Exploring Data - Topic 2: Data and Graphical Summaries Flashcards
What is Data?
Data is info about the set of subjects being studied (like road fatalities). Most commonly, data refers to the sample, not the population (unless it is a census)
What are some examples of the different types / formats of data?
Survey data
Spreadsheet type data
MRI image data
What is the Initial Data Analysis (IDA)?
It is a first general look at the data, without formally answering the research questions.
The purposes of IDA are to ensure that later statistical analysis can be performed efficiently and to minimise the risk of incorrect or misleading results
WHat could an IDA assist with?
It could assist with:
IDA helping you to see whether data can answer your research questions
IDA posing other research questions
IDA identifying the data’s main qualities and suggesting the population from which a sample derives
What steps does the IDA involve?
Commonly involves:
Data background: checking the quality and integrity of the data
Data structure: what info has been collected?
Data wrangling: scraping, cleaning, tidying, reshaping, splitting, combining
Data summaries: graphical and numerical
NOTE: EVERY STEP INVOLVED IN THE IDA HAS TO BE DOCUMENTED AS IT ALLOWS FOR THE DATA TO BE REPRODUCED
What is a variable?
A variable measures or describes some attribute of the subject. Data with ‘p’ variables is said two have dimension p
What is it called when there is only 1 variable involved?
Univariate
What is it called when there are 2 variables involved?
Bivariate
What is it called when there are more than 2 variables involved
Multivariate
Would an anonymous identifier such as CRASH ID count as a variable?
No it won’t because it doesn’t add any other useful info to the data only allows for recognition
Is recording raw quantitative or qualitative data preferrable?
Raw quantitative data if possible, because it can easily be summarised into qualitative data, however it is hard to transfer qualitative data into quantitative data
What are the two types of variables
Qualitative / Categorical or Quantitative / Numerical
What are qualitative / categorical variables/data?
Qualitative are non-numeric , and includes info like verbal responses to open ended questions which cannot be valued numerically.
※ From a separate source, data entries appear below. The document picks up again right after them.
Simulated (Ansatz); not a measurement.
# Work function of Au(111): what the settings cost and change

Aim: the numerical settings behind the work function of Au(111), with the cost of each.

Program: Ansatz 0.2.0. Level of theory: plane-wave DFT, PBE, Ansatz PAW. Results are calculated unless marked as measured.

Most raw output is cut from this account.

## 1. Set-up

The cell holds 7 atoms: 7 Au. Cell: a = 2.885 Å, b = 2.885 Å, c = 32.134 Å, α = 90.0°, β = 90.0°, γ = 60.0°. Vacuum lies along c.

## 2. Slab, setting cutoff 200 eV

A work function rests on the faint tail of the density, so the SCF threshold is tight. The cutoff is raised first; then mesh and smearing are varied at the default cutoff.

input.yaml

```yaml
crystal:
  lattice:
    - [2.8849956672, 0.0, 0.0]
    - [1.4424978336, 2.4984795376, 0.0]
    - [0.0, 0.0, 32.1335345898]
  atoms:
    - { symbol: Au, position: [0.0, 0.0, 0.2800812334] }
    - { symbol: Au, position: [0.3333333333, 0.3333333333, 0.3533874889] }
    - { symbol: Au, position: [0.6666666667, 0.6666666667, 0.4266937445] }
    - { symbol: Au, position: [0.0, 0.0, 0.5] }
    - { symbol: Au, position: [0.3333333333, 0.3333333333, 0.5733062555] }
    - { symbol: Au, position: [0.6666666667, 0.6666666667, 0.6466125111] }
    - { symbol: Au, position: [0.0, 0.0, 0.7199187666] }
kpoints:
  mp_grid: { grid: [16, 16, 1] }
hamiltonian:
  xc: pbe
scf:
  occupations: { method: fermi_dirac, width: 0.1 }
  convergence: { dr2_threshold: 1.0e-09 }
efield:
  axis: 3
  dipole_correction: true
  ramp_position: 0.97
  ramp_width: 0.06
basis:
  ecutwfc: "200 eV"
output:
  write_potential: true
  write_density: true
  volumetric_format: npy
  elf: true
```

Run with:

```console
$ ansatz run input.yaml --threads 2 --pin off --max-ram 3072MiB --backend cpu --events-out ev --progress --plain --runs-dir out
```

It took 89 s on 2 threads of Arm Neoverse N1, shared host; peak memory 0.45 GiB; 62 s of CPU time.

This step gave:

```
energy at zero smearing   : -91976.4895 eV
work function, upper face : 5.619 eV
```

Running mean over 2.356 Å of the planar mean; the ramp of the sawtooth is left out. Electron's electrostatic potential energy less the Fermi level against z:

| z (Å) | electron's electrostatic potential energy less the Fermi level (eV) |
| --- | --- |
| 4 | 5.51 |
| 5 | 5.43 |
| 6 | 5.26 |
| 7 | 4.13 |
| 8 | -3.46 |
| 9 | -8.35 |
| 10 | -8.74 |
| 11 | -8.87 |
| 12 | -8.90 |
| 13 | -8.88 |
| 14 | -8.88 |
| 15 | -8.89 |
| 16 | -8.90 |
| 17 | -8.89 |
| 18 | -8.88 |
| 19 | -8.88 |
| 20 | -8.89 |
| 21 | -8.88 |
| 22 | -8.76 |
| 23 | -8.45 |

Categorical data is a form of qualitative data that can be grouped into categories instead of measured numerically
The answers are typically in words. If the answer is in words –> categorical
What is an example of categorical data?
WHat is your gender? –> male or female
What are quantitative / numerical variables?
It’s value will always be in a number form.
The answers are typically in numbers
Data expressed in numbers
What are examples of numerical data?
age and income
What are the two types of numerical data?
Discrete and Continuous